A metal oxide varistor, or MOV, protects sensitive electronic equipment from voltage spikes in the power line. A gadget may have thousands of transistors, resistors and other components, but only one or two varistors. While it may look similar to a capacitor, you can identify the device by its color, markings and location. The MOV will always be close to the equipment’s power supply and wired to a fuse. Many MOVs have a bright, solid color and are usually coin-sized.
Unplug the equipment from the electrical outlet. Using the screwdrivers, open the case or cover containing the electronics.
Follow where the AC line cord enters the case. The cord will pass through a grommet and will connect to a circuit board. You should see a fuse holder on the board or mounted to the case.
Continue tracing the incoming AC circuit to the power supply. In series with the fuse and in parallel with the power supply, you’ll find one or two MOVs. They will be either block or disc-shaped like a capacitor. Unlike a capacitor, which has capacitance and voltage ratings printed on it, the MOV will have a simple code or voltage. Like a capacitor, the MOV has two leads. Many disc MOVs are black, bright blue, red or yellow so they stand out. Smaller varistors may be oblong blobs on a pair of axial leads.

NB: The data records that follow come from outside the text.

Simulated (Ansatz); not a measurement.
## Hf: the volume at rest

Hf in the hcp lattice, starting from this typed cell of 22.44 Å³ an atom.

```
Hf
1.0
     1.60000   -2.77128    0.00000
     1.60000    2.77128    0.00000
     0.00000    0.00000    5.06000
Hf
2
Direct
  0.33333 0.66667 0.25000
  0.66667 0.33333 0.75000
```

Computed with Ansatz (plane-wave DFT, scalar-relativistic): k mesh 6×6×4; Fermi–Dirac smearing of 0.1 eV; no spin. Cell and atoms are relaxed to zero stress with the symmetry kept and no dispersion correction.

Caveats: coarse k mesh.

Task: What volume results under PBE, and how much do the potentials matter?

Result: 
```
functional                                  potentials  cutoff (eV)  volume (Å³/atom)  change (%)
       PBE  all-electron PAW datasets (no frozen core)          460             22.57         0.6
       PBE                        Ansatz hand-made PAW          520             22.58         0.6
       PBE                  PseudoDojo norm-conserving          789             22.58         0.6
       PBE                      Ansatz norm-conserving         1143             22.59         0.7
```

Close the electronics cover and reinstall the screws.
Vintage equipment made before the 1970s will not have varistors.
- Vintage equipment made before the 1970s will not have varistors.
Chicago native John Papiewski has a physics degree and has been writing since 1991. He has contributed to "Foresight Update," a nanotechnology newsletter from the Foresight Institute. He also contributed to the book, "Nanotechnology: Molecular Speculations on Global Abundance."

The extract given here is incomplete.